Friday, April 22, 2011

A New View of Good Friday

Today is Good Friday, the anniversary of the crucifixion of Jesus. For Jews this was a time fraught with danger. As Christians poured into their churches to hear how the Jews murdered their God, they often poured out of their churches to murder Jews. This is less likely to happen today, though I had a fascinating conversation with a Catholic priest the other day who suggested the times they are a changin’.

It seems the Church is changing the phrase “Christ died for all” to “Christ died for many.” In other words He died only for those who believe in Him, everyone else is damned. The Jews being the consummate outsiders are not included in Christ’s salvific act of sacrifice, and this may, my friend said, lead to renewed anti-Semitism.

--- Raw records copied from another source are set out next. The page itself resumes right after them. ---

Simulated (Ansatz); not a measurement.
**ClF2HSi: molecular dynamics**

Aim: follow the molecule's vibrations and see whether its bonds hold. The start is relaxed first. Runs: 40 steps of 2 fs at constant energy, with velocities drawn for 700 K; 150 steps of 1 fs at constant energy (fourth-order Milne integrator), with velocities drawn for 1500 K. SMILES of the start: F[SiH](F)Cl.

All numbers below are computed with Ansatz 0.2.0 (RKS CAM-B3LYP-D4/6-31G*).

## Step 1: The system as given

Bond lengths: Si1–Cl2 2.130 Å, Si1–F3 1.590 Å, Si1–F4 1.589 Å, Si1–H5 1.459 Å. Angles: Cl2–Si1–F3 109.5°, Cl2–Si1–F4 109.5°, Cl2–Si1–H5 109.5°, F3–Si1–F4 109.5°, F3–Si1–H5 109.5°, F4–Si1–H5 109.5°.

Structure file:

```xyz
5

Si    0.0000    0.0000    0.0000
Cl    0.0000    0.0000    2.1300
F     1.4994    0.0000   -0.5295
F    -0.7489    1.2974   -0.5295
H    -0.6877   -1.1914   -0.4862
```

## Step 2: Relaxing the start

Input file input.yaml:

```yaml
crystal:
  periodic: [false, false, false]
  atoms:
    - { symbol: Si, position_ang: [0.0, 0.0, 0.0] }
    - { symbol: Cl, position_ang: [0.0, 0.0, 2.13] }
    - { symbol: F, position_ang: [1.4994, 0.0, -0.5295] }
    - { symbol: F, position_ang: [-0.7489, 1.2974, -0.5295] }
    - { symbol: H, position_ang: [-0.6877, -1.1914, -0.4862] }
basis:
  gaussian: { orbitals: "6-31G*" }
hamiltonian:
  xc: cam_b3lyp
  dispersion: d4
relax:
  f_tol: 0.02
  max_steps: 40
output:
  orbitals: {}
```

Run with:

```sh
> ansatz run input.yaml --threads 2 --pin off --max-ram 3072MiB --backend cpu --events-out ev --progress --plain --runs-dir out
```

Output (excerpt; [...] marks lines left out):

While I don’t expect my Catholic neighbors to engage in pogroms anytime soon, he does raise an interesting point: for whom did Christ die?

I don’t believe in substitutionary atonement: no one can pay for another’s sin. I believe in the Gospel According to Pottery Barn: you break it; you buy it. So let me suggest a radically new understanding of Good Friday: God didn’t die for our sins, God died for God’s sins.

God finally realized that He was responsible for the sins of the world. It was His rejection of Cain that led to the killing of Abel. It was He who murdered almost all life in the Flood. It was He who sanctioned genocide after genocide, and called for the slaughter of hundreds of millions of animals. After centuries of this madness, He was, as the Hebrew prophets revealed, sick of it. He just wanted people to be good to one another. But what could He do to make amends and get this message across?

God chose to become one of us to teach us the new Way: the way of love. No temples, no priests, no rabbis, just people loving one another. And then, to make amends for all the killing He had caused, He allowed Himself to be killed as well.

God died for His sins, not ours. And having died for His sins, God can no longer be used as an excuse for our sins. God changed when He died at the Cross. Unfortunately we did not. We kept to the old ways, the ways of worshipping gods who commend and command what would otherwise be thought of as evil. We made of God’s atoning cross a sword with which to continue the bloodstained madness of the now dead god.

So Good Friday must be reinterpreted. Good Friday is the day that God died for His sins that you and I might stop killing in His Name. Good Friday should be the day we stop fostering hate and hurt and murderous acts in His Name. It should be, but I doubt it will be.

4 comments:

Steve Frazee said...

Great post Rami!

Karen said...

If Jesus ever came back I'd feel sorry for him because he has a lot of people that think he is going to do everything for them, that's for sure. I like your interpretation. Perhaps Jesus just died for wearing his heart on his sleeve and saying what he believed.

Peter Schogol said...

Brilliant!

Bill Scott said...

St. Paul's Epistle to the Romans 5:8 says, " But God demonstrates his own love for us, in that while we were still sinners, Christ died for us."

It doesn't say "some" or "many," but rather, "Christ died for us."

The problem of "many" stems from the Latin version of the Roman Missal, the prayer book used in Catholic churches.

The prayer of consecration says in Latin "...pro multis..." but was translated "for all" in English:

"Take this, all of you, and eat it:
this is my body which will be given up for you.
Take this, all of you, and drink from it:
this is the cup of my blood,
the blood of the new and everlasting covenant.
It will be shed for you and for all
so that sins may be forgiven.
Do this in memory of me."

The Catholic Church isn't changing its attitudes towards Jews, or anyone else, just trying to translate the Latin into English, which we all know shouldn't be done WORD FOR WORD. We'll see what happens when this new translation starts to be used in November.